But – here’s an anecdote.
Once, I was in a department store, browsing listlessly through the clothes. I wasn’t feeling happy. I felt fat, and plain and miserable and boring. I wanted to … not be me.
I looked up, and saw a woman across the store. ‘If only I could be like her’, I thought. She was very pretty, and very charismatic – you couldn’t take your eyes off her. She was graceful, and though not slim, she wasn’t fat either. She was what I wanted to be.
Mind you, I’m slightly short-sighted. So I watched and envied this mystery woman for a good five minutes before I realised I was looking in a mirror….

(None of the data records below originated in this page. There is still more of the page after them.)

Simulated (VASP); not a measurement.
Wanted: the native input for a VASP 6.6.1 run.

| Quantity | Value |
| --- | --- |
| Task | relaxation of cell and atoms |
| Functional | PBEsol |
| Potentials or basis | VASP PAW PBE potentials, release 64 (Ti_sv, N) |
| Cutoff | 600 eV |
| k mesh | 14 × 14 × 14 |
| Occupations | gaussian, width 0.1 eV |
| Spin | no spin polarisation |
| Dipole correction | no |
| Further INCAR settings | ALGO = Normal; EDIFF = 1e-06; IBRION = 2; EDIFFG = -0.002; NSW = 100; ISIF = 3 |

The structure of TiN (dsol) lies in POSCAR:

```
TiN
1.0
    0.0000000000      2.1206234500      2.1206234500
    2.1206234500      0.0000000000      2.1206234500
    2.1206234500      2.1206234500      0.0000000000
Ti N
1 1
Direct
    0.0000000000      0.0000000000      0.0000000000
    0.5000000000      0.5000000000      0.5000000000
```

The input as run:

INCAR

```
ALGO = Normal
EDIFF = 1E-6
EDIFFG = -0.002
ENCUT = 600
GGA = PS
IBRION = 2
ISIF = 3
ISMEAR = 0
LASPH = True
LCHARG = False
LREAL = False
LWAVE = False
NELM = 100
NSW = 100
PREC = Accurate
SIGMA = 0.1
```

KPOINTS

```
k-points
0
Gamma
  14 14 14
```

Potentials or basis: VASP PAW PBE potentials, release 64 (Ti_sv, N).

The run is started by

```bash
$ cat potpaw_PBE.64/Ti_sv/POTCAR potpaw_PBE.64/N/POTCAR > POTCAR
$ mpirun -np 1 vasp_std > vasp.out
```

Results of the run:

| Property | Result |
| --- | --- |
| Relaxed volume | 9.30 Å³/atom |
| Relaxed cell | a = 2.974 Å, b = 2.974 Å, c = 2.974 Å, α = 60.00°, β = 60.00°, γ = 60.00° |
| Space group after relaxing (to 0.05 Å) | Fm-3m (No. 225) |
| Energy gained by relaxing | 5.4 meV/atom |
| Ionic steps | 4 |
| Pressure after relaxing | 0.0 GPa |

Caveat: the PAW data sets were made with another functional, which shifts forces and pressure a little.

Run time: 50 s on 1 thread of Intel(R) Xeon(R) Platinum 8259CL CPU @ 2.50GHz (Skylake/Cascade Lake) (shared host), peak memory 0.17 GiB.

The point of the story is – you are your own worst critic. You are the person most likely to look at your work and cry ‘this is a pile of unmitigated crap, fit only for lining the cage of a flatulent aging parrot!’. But you’re wrong. You are incapable, no matter how cool and distant you fool yourself you are, of judging your work fairly. You will always need someone else’s opinion.
You don’t necessarily have to take their advice. If they tell you that your lead character would be much better as a shark named Maureen, you can ignore them. (Unless your main character is a shark called Betty. Maureen’s a much better name). But you can listen to their praise (and criticism, if you feel its justified). In fact, you should listen to it, because your work will always be much, much better than you think it is.
By the way – the good opinion I got of me from the mirror moment only lasted half a day. I soon saw my bad side more clearly than more good side again.
Always get someone else to read your work. Their vision will be much clearer than your own. And they will see all that is good and right and true in it, whilst you will only ever see the faults.